When the connection to the remote URL is established, form data uploaded by a POST request will be copied to the remote connection if enabled. If the response from the remote server is a redirect directive, the redirect will be followed, establishing a new connection. If the remote server wants to set cookies and cookie forwarding is enabled, the cookies will be added to the servlet response. If rewriting is enabled for the content type of the response sent by the remote server, the response document will be rewritten before sending it to the client. Otherwise, the response is tunneled (copied unchanged) to the client. All applicable response headers will be forwarded to the reply.
This section describes the security and privacy implications of using the JGloss-WWW servlet. I tried to cover all aspects, but don't claim completeness. The main consequence for a user is that he should NEVER use JGloss-WWW when security/privacy relevant data could be transmitted, unless he fully trusts the JGloss-WWW server operator; and an administrator of a JGloss-WWW server should carefully consider what features of the servlet he enables.
The JGloss-WWW servlet supports secure connections between both client and servlet, and servlet and remote server. For a secure client/servlet connection, the servlet container has to be configured to allow secure connections. For a secure servlet/remote server connection, a protocol handler for https URL connections has to be installed in the Java Runtime. The Sun implementation of the Java Secure Sockets Extension (JSSE) contains such a protocol handler.

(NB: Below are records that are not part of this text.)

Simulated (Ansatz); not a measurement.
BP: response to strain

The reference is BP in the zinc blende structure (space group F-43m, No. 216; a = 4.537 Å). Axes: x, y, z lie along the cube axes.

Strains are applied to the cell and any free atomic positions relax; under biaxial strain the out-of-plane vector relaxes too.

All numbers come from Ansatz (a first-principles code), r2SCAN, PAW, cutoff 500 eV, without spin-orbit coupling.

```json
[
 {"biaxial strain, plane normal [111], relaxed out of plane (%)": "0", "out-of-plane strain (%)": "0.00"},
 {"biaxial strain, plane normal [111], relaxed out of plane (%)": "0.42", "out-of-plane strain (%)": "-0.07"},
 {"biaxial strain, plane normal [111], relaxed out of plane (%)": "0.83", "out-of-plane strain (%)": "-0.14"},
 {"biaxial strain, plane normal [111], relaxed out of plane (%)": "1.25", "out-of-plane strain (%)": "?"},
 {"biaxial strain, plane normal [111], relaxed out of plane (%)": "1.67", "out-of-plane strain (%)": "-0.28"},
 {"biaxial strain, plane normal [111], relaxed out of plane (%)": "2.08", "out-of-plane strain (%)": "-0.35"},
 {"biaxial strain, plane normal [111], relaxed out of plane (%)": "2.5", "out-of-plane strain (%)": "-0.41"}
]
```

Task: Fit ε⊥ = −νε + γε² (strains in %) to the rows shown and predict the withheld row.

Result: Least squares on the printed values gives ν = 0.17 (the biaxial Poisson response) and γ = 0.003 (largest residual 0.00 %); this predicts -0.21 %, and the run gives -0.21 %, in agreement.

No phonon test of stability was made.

What is important for the servlet user to know is that the servlet ALWAYS has access to ALL DATA passed through the servlet between the client and the remote server, even if a secure connection is used. Unlike proxies which tunnel SSL connections, the servlet will always decrypt data it receives. This is necessary because otherwise HTML pages transferred over a secure connection could not be rewritten.
If secure connections are enabled, there are four modes of data transfer between client-servlet/servlet-remote server. If the connection is insecure/insecure, the usual security rules apply: don't transmit any sensitive data.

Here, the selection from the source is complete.